Voters See Manufacturing as the “irreplaceable core of a strong economy”
New National Poll Finds Strong Support for Cracking Down on China’s Cheating
Voters Strongly Favor a National Strategy to Restore U.S. Manufacturing Competitiveness
Washington, DC. Voters say that creating jobs, specifically in manufacturing, and strengthening manufacturing in the U.S., are top economic priorities, according to the findings of a new poll and focus groups conducted by a bipartisan team of prominent Republican and Democratic pollsters.
By a sizeable margin, voters rate manufacturing as the industry “most important to the overall strength of the American economy” and support a national strategy to restore America’s global leadership in manufacturing.

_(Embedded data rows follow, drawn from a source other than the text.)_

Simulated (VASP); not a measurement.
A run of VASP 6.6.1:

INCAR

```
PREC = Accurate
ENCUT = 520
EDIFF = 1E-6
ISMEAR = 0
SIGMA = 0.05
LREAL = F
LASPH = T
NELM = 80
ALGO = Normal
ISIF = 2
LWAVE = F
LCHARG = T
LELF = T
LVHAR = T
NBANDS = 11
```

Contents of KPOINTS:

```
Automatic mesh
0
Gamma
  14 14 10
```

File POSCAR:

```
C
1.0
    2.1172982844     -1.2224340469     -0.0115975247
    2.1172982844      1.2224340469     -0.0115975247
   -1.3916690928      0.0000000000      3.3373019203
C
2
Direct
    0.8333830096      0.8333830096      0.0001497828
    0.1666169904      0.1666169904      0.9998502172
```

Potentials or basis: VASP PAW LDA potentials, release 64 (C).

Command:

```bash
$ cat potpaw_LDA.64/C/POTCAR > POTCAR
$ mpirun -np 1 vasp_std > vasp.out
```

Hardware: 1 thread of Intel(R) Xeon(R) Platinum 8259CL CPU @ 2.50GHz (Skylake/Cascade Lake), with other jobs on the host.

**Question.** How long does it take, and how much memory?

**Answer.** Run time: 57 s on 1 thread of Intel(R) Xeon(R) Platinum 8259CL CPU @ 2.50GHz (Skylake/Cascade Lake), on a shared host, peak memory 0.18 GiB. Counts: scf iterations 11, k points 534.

Significantly, a majority of voters (56 percent) no longer see the U.S. as having the world’s strongest economy, and fewer than 25 percent think anyone in Washington is doing a great deal to help enforce a level playing field for U.S. manufacturers. However, 88 percent of voters believe that it’s possible for America to have the strongest economy, and 92 percent believe that it is important for the U.S. to regain that position.
“It’s striking how clearly voters—Republican and Democrat alike—see strengthening manufacturing as the key to rebuilding the U.S. economy,” said Scott Paul, executive director of the Alliance for American Manufacturing (AAM), a non-partisan, non-profit partnership of leading U.S. manufacturers and the United Steelworkers (USW) that commissioned the poll.
This is the third straight year in which AAM has commissioned a national poll. Paul said that the favorable impression of American manufacturing continues to increase with each year’s polling.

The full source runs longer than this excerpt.